The Israeli Cabinet’s ambition for a Jewish State on the biblical lands of Israel simply is intended to block any Palestinian State from emerging either in part of Jerusalem, or elsewhere in historic Palestine. In this context, Hamas’ actions were precisely intended to break this impasse and the endless paradigm of fruitless ‘negotiations’.

Unsurprisingly, Israel’s Defence Minister already has announced Israel’s intention to renew fighting immediately after the end of the cease-fire. Israeli officials have been telling their U.S. counterparts that they anticipate several more weeks of operations in the north of the Strip, before shifting focus to the south.

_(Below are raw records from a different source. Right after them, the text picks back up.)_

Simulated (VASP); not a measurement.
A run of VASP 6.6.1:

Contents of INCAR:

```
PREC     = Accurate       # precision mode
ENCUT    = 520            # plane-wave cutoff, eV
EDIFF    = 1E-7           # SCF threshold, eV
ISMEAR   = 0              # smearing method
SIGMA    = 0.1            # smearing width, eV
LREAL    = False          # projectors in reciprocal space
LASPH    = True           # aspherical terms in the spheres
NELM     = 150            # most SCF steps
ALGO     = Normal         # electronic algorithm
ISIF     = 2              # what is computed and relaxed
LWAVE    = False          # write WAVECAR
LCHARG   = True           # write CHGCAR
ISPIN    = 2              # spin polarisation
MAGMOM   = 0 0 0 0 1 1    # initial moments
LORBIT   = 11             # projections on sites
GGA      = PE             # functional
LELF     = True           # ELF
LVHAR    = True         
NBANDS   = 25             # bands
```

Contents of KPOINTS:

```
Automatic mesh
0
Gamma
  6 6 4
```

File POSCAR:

Thus far, the IDF has been operating in areas close to the shoreline in Gaza, and in places, such as the Wadi, south of Gaza City, where the subsoil does not facilitate the building of tunnels. These are the areas, therefore, where Hamas does not have significant defensive capabilities. Should military action be renewed, the IDF is likely to move away from the northern coastline towards the Gaza City epicentre, allowing Hamas to manoeuvre more easily, and inflict greater losses on the IDF and their armoured vehicles. In this sense – away from the simulacra – the war is just beginning.

Prime Minister Netanyahu has been described both in Israel and in the western MSM as a ‘dead man walking’ in political terms. Be that as it may, Netanyahu has his strategy: He has openly defied the Biden Team on every war-related issue, except that of eradicating Hamas.

During a press conference last Sunday, Netanyahu touted a “diplomatic Iron Dome”, saying he would not give in to “increasingly heavy pressure … used against us in recent weeks … I reject these pressures and say to the world: We will continue to fight until victory — until we destroy Hamas and bring our hostages back home”.

Yonatan Freeman, from the Hebrew University, perceives the gambit in Netanyahu’s vague statements: He defies Team Biden, yet takes care to leave sufficient ‘wiggle room’ so that he can always blame Biden, whenever he is ‘forced’ by America into some reversal.

The Israeli Cabinet’s strategy, therefore, rests on the big bet that Israeli public opinion will hold – despite Netayahu’s personal disapproval ratings – due to the overwhelming public support at this point for the two declared objects set by the War Cabinet: Destroying the ‘Hamas regime’ and its capabilities, and the release of all Israeli hostages.

At its core, ‘the bet’ lies in the conviction that public sentiment – contextualised deliberately by the Israeli cabinet in absolute Manichean terms (light versus the dark; civilisation versus barbarism; all Gazans being complicit with ‘Hamas’ evil’) – will ultimately arouse a wave of support for the further move of taking “the fiction” of a Palestinian state off the table “once and for all”. The table is being set for a long war against ‘cosmic evil’.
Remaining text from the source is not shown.